Well the Missus and I trundled out to Watertown’s Arsenal Center for the Arts yesterday to catch the Flat Earth Theatre production of The Farnsworth Invention and say, it was swell.
From the website:
From screenwriter/playwright Aaron Sorkin, who brought us The West Wing and The Social Network, comes a whirlwind history of the controversial invention of the television. Philo Farnsworth, a child prodigy raised on a farm in rural Idaho,
has overcome adversity to create a groundbreaking device never before achieved. Simultaneously, the self-made media mogul David Sarnoff has collected a team of geniuses to uncover Farnworth’s missing piece through any means necessary. The Farnsworth Invention moves fluidly from spell-binding to heart-breaking in this kinetic spectacle that confronts how history is remembered.

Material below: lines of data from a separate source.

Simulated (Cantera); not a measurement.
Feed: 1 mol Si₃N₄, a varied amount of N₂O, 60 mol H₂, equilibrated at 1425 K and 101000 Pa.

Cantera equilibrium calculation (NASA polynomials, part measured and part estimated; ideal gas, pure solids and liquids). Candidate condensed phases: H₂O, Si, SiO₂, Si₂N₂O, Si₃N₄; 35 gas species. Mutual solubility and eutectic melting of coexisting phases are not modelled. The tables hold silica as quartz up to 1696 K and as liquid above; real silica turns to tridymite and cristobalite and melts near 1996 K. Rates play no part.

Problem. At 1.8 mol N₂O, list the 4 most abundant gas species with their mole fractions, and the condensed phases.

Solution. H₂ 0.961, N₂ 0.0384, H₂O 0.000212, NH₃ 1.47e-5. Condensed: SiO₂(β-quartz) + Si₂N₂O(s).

It’s a terrific – if factually challenged – production of the 2007 Aaron Sorkin play (and, yes, it’s predictably verbose and overlong). But it’s also appealing and moving – thanks to fine performances by Chris Larson as Farnsworth and Michael Fisher as Sarnoff.
The other cast members are adroit playing multiple roles, and director Sarah Gazdowicz reduces some highly technical material into intelligible theater.
Only bad news: The Missus tells me that the run, through June 27, is sold out.
But there are always cancellations to chase.
If you want to further understand TV and the people who made it happen as a technology and a business, check out “Tube: A History of Television” by David E. Fisher and Marshall Jon Fisher; it’s a clear, readable history of this invention, the people who made it happen, the internal corporate and technical battles, and the challenges that had to be overcome in both prototype and mass production. Farnsworth gets full credit (and did you know he was honored some years ago on a postage stamp, not that that is a big deal anymore!)
Thanks, Bill – just took it out of the library.